PepsiCo Inc.'s First-Quarter Earnings Fall 1.4% Due to Higher Costs
Operating profit declined in the quarter, primarily as a result of increased commodity costs which offset the benefits of net pricing and savings resulting from recent restructuring activities.
27 April 2012 --- PepsiCo has announced that its first-quarter net income has fallen slightly from a year ago.
Operating profit declined in the quarter, primarily as a result of increased commodity costs which offset the benefits of net pricing and savings resulting from recent restructuring activities.
In beverages, the company’s net revenue declined 2 percent, primarily reflecting the impact of the refranchising of the division’s beverage business in Mexico, which reduced net revenue by 4 percentage points.
Volumes declined 1 percent in the quarter, with gains in Latin America offset by a decline in North America. Non-carbonated beverages grew 1 percent offsetting a 2 –percentage-point decline in CSDs. The decline in North America in part reflects the impact of pricing actions taken.
"Our first quarter results reflect the strength of our brands which allowed us to implement significant pricing actions," said PepsiCo Chairman and CEO Indra Nooyi. "Effective pricing and packaging initiatives drove 5 percent constant currency net revenue growth, allowing us to substantially offset approximately $300 million in commodity cost inflation."
"With disciplined pricing now in place, we're doubling our focus on the other key initiatives for 2012. Our top priorities include stepping up our brand support through increased advertising and marketing, accelerating our innovation, and driving an aggressive productivity agenda that includes a significant restructuring program.
“All of these initiatives were launched in Q1 with good results, are on track, and will gain momentum as the year progresses. We're executing on a clear, deliberate game plan that will enhance our competitiveness while also positioning PepsiCo for sustainable growth and value creation for the long term."
In Europe net revenue increased 13 percent, reflecting the benefit of the Wimm-Bill-Dann (WBD) acquisition and 5 percentage points of effective net pricing, offset partially by unfavorable foreign currency translation impact of 4 percentage points.
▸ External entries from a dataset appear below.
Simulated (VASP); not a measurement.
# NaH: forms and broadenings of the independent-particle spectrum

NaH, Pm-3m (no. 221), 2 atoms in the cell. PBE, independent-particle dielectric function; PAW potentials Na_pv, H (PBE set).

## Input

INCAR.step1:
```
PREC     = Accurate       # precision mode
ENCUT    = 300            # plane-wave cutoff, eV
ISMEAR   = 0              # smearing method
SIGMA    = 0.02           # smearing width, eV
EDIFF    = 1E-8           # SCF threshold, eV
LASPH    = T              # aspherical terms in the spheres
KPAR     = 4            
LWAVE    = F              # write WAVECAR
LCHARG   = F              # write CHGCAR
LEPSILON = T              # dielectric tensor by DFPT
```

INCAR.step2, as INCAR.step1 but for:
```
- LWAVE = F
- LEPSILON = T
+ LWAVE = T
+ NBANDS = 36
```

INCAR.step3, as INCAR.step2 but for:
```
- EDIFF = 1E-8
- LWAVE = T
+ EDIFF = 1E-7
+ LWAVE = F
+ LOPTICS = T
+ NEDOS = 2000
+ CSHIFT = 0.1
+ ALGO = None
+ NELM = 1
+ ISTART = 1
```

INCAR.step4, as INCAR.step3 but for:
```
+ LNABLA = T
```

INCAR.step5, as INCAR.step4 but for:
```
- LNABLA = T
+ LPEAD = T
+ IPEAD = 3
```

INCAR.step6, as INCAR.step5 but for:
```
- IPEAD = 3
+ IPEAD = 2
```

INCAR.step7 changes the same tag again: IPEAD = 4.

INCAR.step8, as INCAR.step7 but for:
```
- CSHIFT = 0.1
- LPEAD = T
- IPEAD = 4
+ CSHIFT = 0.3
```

In Asia, Middle East & Africa net revenue growth of 12 percent was driven by effective net pricing and volume growth. Snacks volume increased 16 percent and beverage volume grew 2 percent.
In their Frito Lay business net revenue grew 4 percent, reflecting 6 percentage points of effective net pricing. Net revenue growth was particularly strong in the C-store, Dollar and Foodservice channels, supported by innovation and increased media spending.